There are questions History poses with brutal clarity, and this is one of them: could the medieval world have avoided the Crusades? For years, while building my saga La Historia de las Ocho Crociate, I was compelled to answer it not as a distant historian, but as a narrator inhabiting the skin of crusaders, Saracens, hermit monks and kings. And the answer, however uncomfortable, is always the same: no. The Crusades were inevitable.
The unbearable weight of Jerusalem
Before Peter the Hermit walked the roads of France and the Rhineland summoning crowds with his incendiary eloquence, Jerusalem was already far more than a city. It was the centre of the Christian spiritual universe, the place where Christ had died and risen, the convergence point of pilgrimage, promise and forgiveness. For medieval man, losing access to Jerusalem was not a geopolitical defeat: it was a wound in the soul of the world.
In La Cruzada de Pedro el Ermitaño, I tried to capture exactly that moment: the instant when collective fervour surpassed any rational consideration. Peter did not invent the outrage — he channelled it. And that is the hallmark of truly inevitable historical movements: a single man does not create them, he precipitates them.
The Europe that needed a war
The Crusades were not born solely from faith. They were also born from a Europe simmering from within. At the end of the eleventh century, the continent was a system on the brink of social collapse. The custom of primogeniture left thousands of younger sons without land, title or future. The warrior nobility found in internal warfare an outlet that devastated Christian Europe itself.
Urban II's preaching at Clermont was an act of social engineering of extraordinary lucidity: it took that accumulated destructive energy and redirected it toward an external objective charged with sacred meaning. "Dieu le veut" — God wills it. In three words, the pope transformed war into penance, violence into virtue, and armed vagrancy into pilgrimage.
An expanding Islam and fear as engine
On the other side of the Mediterranean, the Islamic world was living its own moment of fracture and expansion. The Seljuk Turks had defeated the Byzantine Empire at Manzikert (1071) with a decisiveness that shook the foundations of Eastern Christendom. Byzantium was now desperately appealing to the West for help.
In La Sangre de Jerusalén, I explored that fear from within: the fear of warriors who knew they might die, who probably would die, and who marched nonetheless. Not out of madness, but because the alternative — standing still while the world closed in — seemed even more unbearable.
Faith as a real historical force
The most common mistake when analysing the Crusades from a modern perspective is underestimating faith. Economic, political or psychological motivations are always sought, as if religious fervour were a mask concealing something more "real". But for medieval man, God was not a metaphor: He was the explanation of everything, the first cause and the ultimate destiny. The promise of plenary indulgence made perfect sense within a completely coherent belief system. If you genuinely believed in purgatory, sin, grace and divine intercession, then embarking on the Crusade was the most rational decision you could make.
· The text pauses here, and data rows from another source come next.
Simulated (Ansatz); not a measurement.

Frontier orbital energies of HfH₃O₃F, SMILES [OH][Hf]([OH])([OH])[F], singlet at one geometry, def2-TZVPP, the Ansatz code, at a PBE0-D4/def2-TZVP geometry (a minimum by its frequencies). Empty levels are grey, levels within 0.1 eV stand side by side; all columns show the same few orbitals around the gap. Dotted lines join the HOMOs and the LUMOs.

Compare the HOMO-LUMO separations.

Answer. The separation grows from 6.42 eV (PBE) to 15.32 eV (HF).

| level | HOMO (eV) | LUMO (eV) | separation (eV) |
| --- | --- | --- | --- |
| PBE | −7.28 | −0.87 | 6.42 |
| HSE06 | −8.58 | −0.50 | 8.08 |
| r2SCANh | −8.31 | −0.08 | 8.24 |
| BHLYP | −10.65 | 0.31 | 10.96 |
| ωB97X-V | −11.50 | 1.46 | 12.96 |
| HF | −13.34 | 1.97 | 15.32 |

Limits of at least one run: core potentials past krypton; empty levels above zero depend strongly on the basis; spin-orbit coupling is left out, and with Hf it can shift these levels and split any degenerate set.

The Mediterranean as a structural battlefield
There is a geopolitical dimension to the Crusades that transcends religion: the Mediterranean as an arena of inevitable competition between civilisations. Venice, Genoa and Pisa financed Crusades not out of spiritual fervour but because having bases in the Levant served their interests. In El Amanecer de los Templarios, that dimension becomes the protagonist: the Knights Templar are not only warriors of Christ; they are also bankers, administrators of logistical networks and political actors on a board that has nothing simple about it.
Inevitable, yes. Justified?
That the Crusades were inevitable does not mean they were just. History rarely produces phenomena that are both comprehensible and innocent. The massacres of Jews along the Rhine, the sack of Constantinople in 1204, the raw violence of the siege of Jerusalem in 1099: all of it belongs to the same movement, its glories and horrors inextricably intertwined.
As a novelist, my task is not to judge but to understand. The Crusades were inevitable because they were the product of everything Europe and Islam were at that moment. And that is, perhaps, the most unsettling lesson they leave us: that History's great catastrophes are not caused by monsters. They are caused by us, when we are perfectly ourselves.